After Vespers this evening, a Sister came to tell me about a leak in the ceiling of the sacristy. A quick peek revealed two bulging ceiling tiles and a slow drip that I knew was a harbinger of a potential gush. It’s the season of condensation on A/C conduits housed in the ceiling, and with no recent rain, I knew that’s what the problem had to be.
I went on to supper – in silence since we are on retreat this week – and contemplated my next move, which I knew would have to include a Sister more mechanically adept than I. While I silently ate my dinner and contemplated saturated ceiling tiles, another Sister came to whisper to me about a broken A/C unit in a building for which I am responsible. I kept eating, now contemplating two sets of moves, because when it comes to mechanical things, I am better at contemplating moves than actually making them.
What to do? I wasn’t sure. So I kept eating. And contemplating. Meanwhile, a Sister more mechanically adept than I, seeing my contemplative stance in the face of necessary action, took a stroll over to the building with the broken unit and made a quick fix of a simple problem, one that perhaps even I could have repaired had I contemplated the possibility of something so simple.
Then, with dinner over, we verified the repair together and then headed toward the sacristy with trash bags, plastic garbage cans, good intentions, and high aspirations. But as we carefully removed ceiling tiles, our best attempts to control the inevitable rush failed. Water sprayed everywhere and wet tiles fell messily into our arms.
All of this happened between the conclusion of dinner and the beginning of our Reconciliation Service, held as part of our retreat. I was responsible for greeting arriving priests so did not have time to change clothes. Yet there is perhaps no better way to go to the Sacrament of Reconciliation than with evidence of failure clearly visible – in my case, a swath of fiberboard residue smeared across my shirt.
In monastic community, we come to know each other well. We know each other’s weaknesses and strengths. My Sisters know that I am not particularly adept with anything mechanical. They know that what might appear to be contemplation might just be utter perplexity about what to do, and so they pick up the pieces and save the day. But in turn, I know that utter perplexity is no cause for inaction. My job is to get up and try, even if it involves failure, or perhaps a big mess.
In our retreat conferences, we have been hearing about giving our all to our monastic commitment, about not holding back, about engaging fully in the ‘meat and potatoes’ of everyday life in monastic community. The routine events of life – the ‘daily,’ as we call it – are vitally important to a monastic because it is through them that we come to holiness. We get up and try. Perhaps we fail. We pick each other up. We begin again.

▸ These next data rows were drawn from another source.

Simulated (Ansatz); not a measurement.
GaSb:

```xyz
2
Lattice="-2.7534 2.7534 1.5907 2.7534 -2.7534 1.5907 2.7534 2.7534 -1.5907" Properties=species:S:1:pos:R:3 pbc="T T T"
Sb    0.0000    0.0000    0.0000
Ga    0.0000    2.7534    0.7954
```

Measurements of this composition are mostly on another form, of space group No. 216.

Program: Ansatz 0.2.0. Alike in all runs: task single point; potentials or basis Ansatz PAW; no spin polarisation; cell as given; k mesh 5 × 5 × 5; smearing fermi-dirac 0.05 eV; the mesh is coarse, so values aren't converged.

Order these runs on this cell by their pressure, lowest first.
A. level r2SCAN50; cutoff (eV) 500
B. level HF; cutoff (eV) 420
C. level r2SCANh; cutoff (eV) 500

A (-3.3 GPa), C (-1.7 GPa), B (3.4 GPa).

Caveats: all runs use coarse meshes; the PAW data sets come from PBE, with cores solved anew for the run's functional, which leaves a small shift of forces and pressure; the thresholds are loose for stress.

During our Reconciliation service, I made my confession, my shirt smeared with failure. The priest’s words of absolution washed over me, their musical cadence like a flowing rush of living water, like a benediction, like a blessing. Returning to my seat at the rear of the chapel, I saw my Sisters arrayed before me in the pews. We daily see each other’s failure. We daily see each other’s beauty. Part of this beauty is the compassion with which we greet one another’s normal human failings, helping each other in our perplexity, weakness and pain, as together we journey to God, as daily we begin again. The compassion falls like a gentle spring rain. Musically. Beautifully. Like a benediction. Like a blessing.
Postscript: Each year, our community pauses our usual ministries to take time out for a week-long retreat. Our meals are in silence. Our pace is quiet. Our steps are unhurried. It is a week of spiritual rest, refreshment, and more sustained time for prayer. This year, Sister Karen Joseph, of Monastery Immaculate Conception in Ferdinand, IN, is leading our retreat conferences. She is offering to us some wonderful food for reflection based upon the Rule of St. Benedict and the wisdom she has gleaned from her many years of living this life. Her wisdom has been a blessing!